Question

Find the interval of convergence, including end-point tests:$\mathbf{\sum }_{\mathbf{n}\mathbf{=}\mathbf{1}}^{\mathbf{\infty }}\frac{{\mathbf{(}\mathbf{n}\mathbf{!}\mathbf{)}}^{\mathbf{2}}{\mathbf{x}}^{\mathbf{n}}}{\mathbf{\left(}\mathbf{2}\mathbf{n}\mathbf{\right)}\mathbf{!}}$

Short answer

The interval of convergence is $-4<x<4$.

Step-by-step solution

Concept used to find the interval of convergence

The ratio test for convergence is expressed as follows:

$\mathit{l}\mathit{i}{\mathit{m}}_{\mathbf{n}\mathbf{\to }\mathbf{\infty }}\frac{\left|a_{n+1}\right|}{\left|a_n\right|}\mathbf{<}\mathbf{1}$

The ratio test for divergence is expressed as follows:

$\mathit{l}\mathit{i}{\mathit{m}}_{\mathbf{n}\mathbf{\to }\mathbf{\infty }}\frac{\left|a_{n+1}\right|}{\left|a_n\right|}\mathbf{>}\mathbf{1}$

Calculation to find the interval of the convergence of the series ∑n=1∞(n!)2xn(2n)!

term of the series is,$a_n=\frac{{(n!)}^2{x}^n}{\left(2n\right)!}$

The magnitude of $n^{\text{th}}$terms is:

$\left|a_n\right|=\frac{{(n!)}^2{x}^n}{\left(2n\right)!}$ …… (1)

The magnitude of $(n+1{)}^{th}$terms is calculated as follows:

$\left|a_{n+1}\right|=\frac{{\left(\right(n+1)!)}^2{x}^{n+1}}{(2n+2)!}$ …… (2)

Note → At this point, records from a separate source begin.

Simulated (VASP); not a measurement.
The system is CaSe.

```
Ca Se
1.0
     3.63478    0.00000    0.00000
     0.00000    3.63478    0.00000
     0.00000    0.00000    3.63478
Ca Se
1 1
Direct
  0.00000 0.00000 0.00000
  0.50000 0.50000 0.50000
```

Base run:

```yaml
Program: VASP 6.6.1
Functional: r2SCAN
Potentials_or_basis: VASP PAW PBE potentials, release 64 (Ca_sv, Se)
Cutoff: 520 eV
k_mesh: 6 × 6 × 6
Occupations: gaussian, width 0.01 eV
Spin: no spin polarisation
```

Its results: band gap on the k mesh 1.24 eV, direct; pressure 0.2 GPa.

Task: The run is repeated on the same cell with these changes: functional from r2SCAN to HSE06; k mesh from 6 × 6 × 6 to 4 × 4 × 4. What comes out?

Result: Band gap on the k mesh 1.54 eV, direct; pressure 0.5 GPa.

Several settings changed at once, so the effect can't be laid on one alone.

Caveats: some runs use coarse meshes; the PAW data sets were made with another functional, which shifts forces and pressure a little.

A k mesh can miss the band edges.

Take the ratio of equation (2) y equation (1) as follows:

$\begin{array}{rcl}\frac{\left|a_{n+1}\right|}{\left|a_n\right|}& =& \frac{\frac{{\left(\right(n+1)!)}^2{x}^{n+1}}{(2n+2)!}}{\frac{(n!)x^n}{\left(2n\right)!}}\\ & =& \frac{{\left(\right(n+1)!)}^2{x}^{n+1}\left(2n\right)!}{(2n+2)!{(n!)}^2{x}^n}\\ & =& \frac{{(n+1)}^{2}x}{(2n+2)(2n+1)}\\ & =& \frac{{\left(1+\frac{1}{n}\right)}^{2}x}{\left(2+\frac{2}{n}\right)\left(2+\frac{1}{n}\right)}\\ & & \end{array}$

Apply the limit in the above ratio as follows:

$$\begin{gathered} li{m}_{n\to \infty }\frac{\left|a_{n+1}\right|}{\left|a_n\right|}=li{m}_{n\to \infty }\left(\frac{{\left(1+\frac{1}{n}\right)}^{2}x}{\left(2+\frac{2}{n}\right)\left(2+\frac{1}{n}\right)}\right) \\ li{m}_{n\to \infty }\frac{\left|a_{n+1}\right|}{\left|a_n\right|}=\left(\frac{x}{4}\right) \end{gathered}$$

The series converges for $li{m}_{n\to \infty }\frac{\left|a_{n+1}\right|}{\left|a_n\right|}<1$when$\left|\frac{x}{4}\right|<1$ and the series is divergent when $\left|\frac{x}{4}\right|>1$.

Therefore, the interval is $-1<\frac{x}{4}<1$.

It is simplified as,

$$\begin{gathered} -1<\frac{x}{4}<1 \\ -4<x<4 \end{gathered}$$

For, $x=4$the series becomes:

$\sum _{n=1}^{\infty }\frac{{(n!)}^2{4}^{n+1}}{\left(2n\right)!}$

This series is divergent using the limit test.

For, $x=-4$the series becomes:

$\sum _{n=1}^{\infty }\frac{{(n!)}^2{(-4)}^{n+1}}{\left(2n\right)!}$

This is divergent series using the limit test.

Thus, the interval of converges is $-4<x<4$.